I agreed with their claim that I was a “political dissident.” But I was not anti-socialist. I contacted Deng Yingtao, the son of Deng Liqun. Yingtao invited me to his home to talk with his father. When I entered his study, Deng Liqun was reading my article. I explained to him my intention in writing the essay and the logic behind it. Deng said, “It seems that you have read much on Marxism-Leninism, and your understanding of socialist theory is not wrong. But your assertion that China is not yet a socialist society would generate unhealthy political effects.” After learning about my family’s background, he said with a smile, “You are one of our own kids.” The next day, I received the admission letter from CASS’s Graduate School. Beijing Ribao (Beijing Daily) published a front-page report, entitled, “Becoming talented through self-study: Middle-school student Shen Zhihua was admitted to a graduate degree program.”

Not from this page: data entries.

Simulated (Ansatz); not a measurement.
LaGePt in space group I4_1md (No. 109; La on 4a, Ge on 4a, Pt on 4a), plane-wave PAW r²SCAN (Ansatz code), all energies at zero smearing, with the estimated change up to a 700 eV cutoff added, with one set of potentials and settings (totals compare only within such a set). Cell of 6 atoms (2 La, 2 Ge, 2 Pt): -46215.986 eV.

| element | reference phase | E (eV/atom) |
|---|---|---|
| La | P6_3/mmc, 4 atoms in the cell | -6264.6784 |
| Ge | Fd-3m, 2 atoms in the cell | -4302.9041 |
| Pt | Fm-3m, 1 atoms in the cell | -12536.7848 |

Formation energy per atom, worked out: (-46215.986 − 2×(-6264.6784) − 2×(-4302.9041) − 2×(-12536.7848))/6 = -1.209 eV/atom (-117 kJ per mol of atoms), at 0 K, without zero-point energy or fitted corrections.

In my opinion, science exists to inquire about the truth, and historical study is to seek the historical truth. With this ideal in mind, I worked to find a topic for my Master’s thesis. At first, I wanted to work on the Korean War because Chinese history books stated that the war was started by South Korea, which was instigated by the United States. But how could Seoul, the capital of South Korea, have been occupied by North Korea only three days after the outbreak of the war, I wondered. There could be some hidden historical facts here. My job was to dig them out. But due to the political sensitivity of the topic, I had to give it up. Then, the Institute of World History assigned me to research African history, and I started to study African socialism. When China’s “Reform and Opening” was started in the late 1970s, I began to research the history of the Soviet Union, focusing on Vladimir Lenin’s New Economic Policy.
Professor Qi Shirong was my Master’s thesis advisor, and he was a famous modern world history scholar in China. Professor Qi advised that all historical research started from research into archival sources. If you want to write a 10,000-word essay, you should have grasped at least one-million-word’s-worth of historical documents. How could you explore historical truth without sufficient documentation? This was the biggest lesson of my graduate studies, underpinning my long-held faith in historical research. Professor Qi and I had frequent long conversations, and he often encouraged me by saying, “You should continue to work like this, and in ten years, you will be a first-rate scholar in China.” I was very proud of myself at the time.
Here was indeed a rare opportunity for me to have graduate training. I truly valued it. For three years, I got up early and slept late, and my work ethic never slackened. Mr. Liao Mosha, who was a vice mayor of Beijing before the Cultural Revolution once wrote the two-line Chinese poem in calligraphic style, “Diligence is the path to the mountain of knowledge, hard-work is the boat to the endless sea of learning,” to congratulate me on being accepted to the graduate program. These words became my companion. In addition to completing assigned readings and course work, I wrote and published six academic articles during my graduate study, some of which were reprinted by Renmin Ribao (People’s Daily). Mr. Zhu Tingguang, director of the Institute of World History had a high opinion of me. When a national World History conference was held, student candidates were not able to make the trip to the conference due to budget constraints. In order to give me an opportunity to present my work at this major conference, Mr. Zhu gave up his air ticket and transferred the fund to cover my airfare. At the conference, I met several prominent scholars of World History in China. When I recall this episode, I am still very much moved.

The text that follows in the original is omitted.